Villains Of The Titanic

The tragedy and the investigations that followed destroyed Ismay's reputation. Wilson says she didn't quite grasp what the Titanic did to Ismay's name until she started reading newspapers from the time.

"He was absolutely loathed in America," she says. "What seemed to happen with Ismay is that the fantastically complicated story of the Titanic was simplified into a kind of pantomime of one villain and a lot of heroes."

But Ismay wasn't the only villain. The British Board of Trade had originally said the Titanic could carry even fewer lifeboats than it had onboard.

"When Ismay said, 'OK, let's not have 48 lifeboats, let's go to sea with 20 lifeboats,' the British Board of Trade requirement was 16 lifeboats," Wilson says. "So Ismay was in excess of those. And so, in a sense, the British Board of Trade [was] the bigger [villain]."

Frances Wilson is also the author of The Ballad of Dorothy Wordsworth, winner of the British Academy Rose Mary Crawshay Prize.
Jonathan Ring

Frances Wilson is also the author of The Ballad of Dorothy Wordsworth,winner of the British Academy Rose Mary Crawshay Prize.

The 'Difference Between Surviving And Living'

How to Survive the Titanic started out as a book about the parallels between writer Joseph Conrad and the great ship. According to Wilson, those parallels include the fact that the original manuscript of Conrad's short story "Karain" went down with the Titanic, and that Conrad had written a detailed account of Ismay's fall 12 years before it even happened in the novel Lord Jim, about an Englishman who jumps from a sinking ship into a lifeboat.

"He's a member of the crew on this ship and is then seen as this scapegoat for that scandalous experience," Wilson says, "and Lord Jim tries to find a way of living with the acute consciousness of lost honor."

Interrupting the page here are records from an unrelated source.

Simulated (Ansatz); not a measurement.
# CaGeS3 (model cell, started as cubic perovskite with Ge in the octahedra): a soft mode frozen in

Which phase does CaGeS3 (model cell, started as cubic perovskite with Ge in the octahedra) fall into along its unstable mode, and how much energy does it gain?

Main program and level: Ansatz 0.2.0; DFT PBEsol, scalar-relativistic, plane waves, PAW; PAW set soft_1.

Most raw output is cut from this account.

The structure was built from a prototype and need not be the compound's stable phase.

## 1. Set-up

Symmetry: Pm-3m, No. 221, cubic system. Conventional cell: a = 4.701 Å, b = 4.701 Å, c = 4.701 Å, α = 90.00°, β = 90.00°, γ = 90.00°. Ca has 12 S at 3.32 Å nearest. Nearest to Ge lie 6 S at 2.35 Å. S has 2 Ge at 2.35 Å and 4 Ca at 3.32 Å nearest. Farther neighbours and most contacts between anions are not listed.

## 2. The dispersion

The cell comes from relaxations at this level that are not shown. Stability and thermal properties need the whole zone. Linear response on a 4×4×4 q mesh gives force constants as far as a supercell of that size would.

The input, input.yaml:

So, too, does Ismay — though not very successfully. Wilson says that while other survivors could eventually find a way to move on from the tragedy, Ismay and his family simply couldn't. His wife went so far as to ban any conversation about the Titanic from taking place in Ismay's presence, but Ismay still had a lot to say about it. So instead of confiding in his family, he turned to another survivor, Marian Thayer, an American who had lost her husband when the ship went down.

"[Thayer] wrote to [Ismay] gentle, forgiving letters and Ismay just poured his heart out to her," Wilson says. "So as his marriage was crumbling in England in the year after the Titanic went down, he was becoming more and more and more emotionally dependent on Marian Thayer."

In his letters, Ismay admits to suicidal thoughts and a feeling of blamelessness with regard to tragedy. Wilson describes his correspondence as extremely self-pitying, as though he were trying to boil down the story of the Titanic to a tragedy of one man.

"On the one hand they're love letters, and on the other hand they're pathetic and infantile kind of self-absorbed letters," she says. "At one point, he says to her, 'Gosh, can you imagine what would have happened to us had the ship not gone and hit the iceberg?' "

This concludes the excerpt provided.